Turkish central bank paving the way for rate cut, Nomura says
Turkey’s central bank is paving the way for a cut in interest rates, Nomura economist Inan Demir said, citing a more dovish statement by policymakers on Wednesday.
The central bank dropped a reference to maintaining tight monetary policy “until the inflation outlook displays a significant improvement”, meaning it may be gearing up to reduce the benchmark rate of 24 percent as early as July, Demir said in an e-mailed report.
“However, prospects for easing are very much “state dependent”, and ultimately we think it will be lira performance against substantial domestic and international political risks that will determine whether the Turkish central bank will find an opportunity to ease,” Demir said.
The central bank left its benchmark rate unchanged after a meeting of its Monetary Policy Committee on Wednesday. It had raised rates by 625 basis points to 24 percent in September to stave off a currency crisis brought on by a political crisis with the United States and concerns among investors about an overheating economy.
The government is now embroiled in a spat with the United States over its purchase of S-400 missiles from Russia, a deal that could prompt economic sanctions. A rerun of mayoral elections for Istanbul on June 23 is also causing political uncertainty.

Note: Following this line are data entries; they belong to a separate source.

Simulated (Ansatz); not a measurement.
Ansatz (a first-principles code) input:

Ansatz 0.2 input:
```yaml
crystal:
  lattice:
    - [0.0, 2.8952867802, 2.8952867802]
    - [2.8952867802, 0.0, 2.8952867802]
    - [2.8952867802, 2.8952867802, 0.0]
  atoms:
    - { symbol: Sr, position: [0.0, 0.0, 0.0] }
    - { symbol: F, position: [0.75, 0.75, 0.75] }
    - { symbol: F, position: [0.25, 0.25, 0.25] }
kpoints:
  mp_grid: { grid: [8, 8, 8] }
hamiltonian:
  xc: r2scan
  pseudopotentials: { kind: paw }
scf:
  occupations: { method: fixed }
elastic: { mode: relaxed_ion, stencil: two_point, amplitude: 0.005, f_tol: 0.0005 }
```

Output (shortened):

The central bank may be forced to switch to a tightening bias on rates should the political backdrop deteriorate, Demir said.
Turkey’s central bank has kept rates on hold even as inflation slowed to 18.7 percent last month from 25.2 percent in October, which was the highest level in a decade and a half.
The lira dropped 0.4 percent to 5.83 per dollar at 12:30 p.m. local time in Istanbul on Thursday, taking losses this year to almost 10 percent. The currency weakened by 28 percent in 2018.